GRAPHT - Where detail meets statistics

Statistical analysis gives a quick and easy way to consume insights into data. It’s often used for finding trends in data and can also be used to identify a starting point for an investigation.

While network analysis, gives an easy way to map the structure of the data. It’s often used for identifying who’s linked to whom, and through what.

“This means the SIU or intelligence teams can see both the shape of the fraud ring, and the behaviour of its participants.”

Combining the best bits

By combining the best bits from dashboards and network visualisations, we’ve given the analyst the ability to explore and analyse freely and intuitively.

As the analyst explores each new presented network, the software is giving clear indication of behavioural similarity, examples include:

  • All claims in this network happen on Wednesdays
  • The same three claim types recur
  • Average claim values are within a narrow band.

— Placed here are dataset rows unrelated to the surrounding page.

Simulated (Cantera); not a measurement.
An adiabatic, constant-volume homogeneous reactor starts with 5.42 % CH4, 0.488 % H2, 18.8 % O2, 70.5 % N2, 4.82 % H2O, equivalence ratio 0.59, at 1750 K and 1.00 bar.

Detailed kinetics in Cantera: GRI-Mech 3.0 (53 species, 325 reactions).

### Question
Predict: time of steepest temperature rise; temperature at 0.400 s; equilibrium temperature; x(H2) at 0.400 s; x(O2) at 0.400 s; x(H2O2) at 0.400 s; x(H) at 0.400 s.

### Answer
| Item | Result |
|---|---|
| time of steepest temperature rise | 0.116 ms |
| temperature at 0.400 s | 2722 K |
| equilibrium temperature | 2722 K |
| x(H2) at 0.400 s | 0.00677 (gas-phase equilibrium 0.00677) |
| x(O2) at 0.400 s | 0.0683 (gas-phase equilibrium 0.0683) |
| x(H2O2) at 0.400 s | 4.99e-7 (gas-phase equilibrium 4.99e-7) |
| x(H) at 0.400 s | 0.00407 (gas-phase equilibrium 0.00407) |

This means the SIU or intelligence teams can see both the shape of the fraud ring (network), and the behaviour of its participants (data patterns). They can then form strong, defensible conclusions much faster.

GRAPHT

GRAPHT allows intelligence teams to conduct complex network visual analysis at scale (supporting 100 times more data than legacy network visualisation products)1, allowing these fraudulent networks to come to the forefront in 3D visuals with analytical features that simply aren’t available anywhere else.

It’s estimated that undetected fraud costs a large UK insurer between 100 - 120 million a year.2

Can your organisation afford to not use GRAPHT?

1
Estimated from 10,000 items being usably visualised on a modern PC using legacy network visualisation software. With GRAPHT usably visualising 1,,000,000 items on the same machine through the browser.
2
Detected insurance fraud in the UK was estimated at £1.1 billion in 2022 (ABI). Studies suggest a similar amount of fraud goes undetected each year, implying total UK fraud of roughly £2.2 billion. Large insurers with 10% of the UK market would therefore face a total fraud exposure of £220 million annually, of which approximately half (£100–120 million) is detected, with a similar amount (£100–120 million) estimated to be undetected.